The author is Charles C. Mann, and the subtitle is Two Remarkable Scientists and Their Dueling Visions to Shape Tomorrow’s World. What a splendid book, this is, all rolled into one the reader receives two distinct biographies, a history of mid-20th century environmental science, a book on technological progress in agriculture, and one of the best overall frameworks for thinking about environmentalism.
Oh how many good sentences there are:
Until I visited post-Katrina New Orleans I did not realize that rebuilding a flooded modern city would involve disposing of several hundred thousand refrigerators.
Here is one fun bit:
So ineradicable was the elitist mark on conservation that for decades afterward many on the left scoffed at ecological issues as right-wing distractions. As late as 1970, the radical Students for a Democratic Society protested the first Earth Day as Wall Street flimflam meant to divert public attention from class warfare and the Vietnam War; left-wing journalist I.F. Stone called the nationwide marches a “snow job.”

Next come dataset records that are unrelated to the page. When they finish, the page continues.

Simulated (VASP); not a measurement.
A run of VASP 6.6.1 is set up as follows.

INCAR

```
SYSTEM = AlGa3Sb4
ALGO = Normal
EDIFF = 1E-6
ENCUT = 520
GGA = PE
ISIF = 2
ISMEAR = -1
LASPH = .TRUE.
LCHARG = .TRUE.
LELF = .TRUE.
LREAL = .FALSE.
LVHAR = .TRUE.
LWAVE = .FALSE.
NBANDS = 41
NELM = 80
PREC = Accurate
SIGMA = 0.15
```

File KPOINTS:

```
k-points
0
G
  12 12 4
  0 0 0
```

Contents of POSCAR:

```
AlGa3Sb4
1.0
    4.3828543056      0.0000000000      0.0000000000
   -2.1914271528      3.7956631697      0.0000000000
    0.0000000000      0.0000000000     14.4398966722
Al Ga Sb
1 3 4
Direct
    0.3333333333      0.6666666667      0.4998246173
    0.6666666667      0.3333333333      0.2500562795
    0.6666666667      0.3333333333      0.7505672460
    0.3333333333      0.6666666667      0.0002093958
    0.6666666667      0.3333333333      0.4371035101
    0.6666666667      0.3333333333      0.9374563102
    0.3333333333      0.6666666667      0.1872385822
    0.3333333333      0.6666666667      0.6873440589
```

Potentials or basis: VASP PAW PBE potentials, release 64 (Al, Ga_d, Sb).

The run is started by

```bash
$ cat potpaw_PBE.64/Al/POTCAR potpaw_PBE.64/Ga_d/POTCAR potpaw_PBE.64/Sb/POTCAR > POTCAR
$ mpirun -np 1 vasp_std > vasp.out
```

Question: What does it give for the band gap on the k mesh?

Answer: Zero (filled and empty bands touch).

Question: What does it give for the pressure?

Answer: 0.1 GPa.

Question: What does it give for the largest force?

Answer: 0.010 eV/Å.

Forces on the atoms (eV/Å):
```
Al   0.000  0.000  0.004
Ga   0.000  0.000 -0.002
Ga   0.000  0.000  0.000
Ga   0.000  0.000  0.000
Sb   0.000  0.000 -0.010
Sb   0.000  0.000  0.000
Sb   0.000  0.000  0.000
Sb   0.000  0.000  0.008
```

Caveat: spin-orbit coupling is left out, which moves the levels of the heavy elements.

By the way, as for the subjects of the dual biographies:
The two people are William Vogt and Norman Borlaug.
Here is the framing of the book:
…the dispute between Wizards and Prophets has, if anything, become more vehement. Wizards view the Prophets’ emphasis on cutting back as intellectually dishonest, indifferent to the poor, even racist (because most of the world’s hungry are non-Caucasian). Following Vogt, they say, is a path toward regression, narrowness, and global poverty. Prophets sneer that the Wizards’ faith in human resourcefulness is unthinking, scientifically ignorant, even driven by greed…Following Borlaug, they say, at best postpones an inevitable day of reckoning — it is a recipe for what activists have come to describe as “ecocide.”
Where along the Wizards-Prophets spectrum should one be?
This will end up as one of the very best books of this year.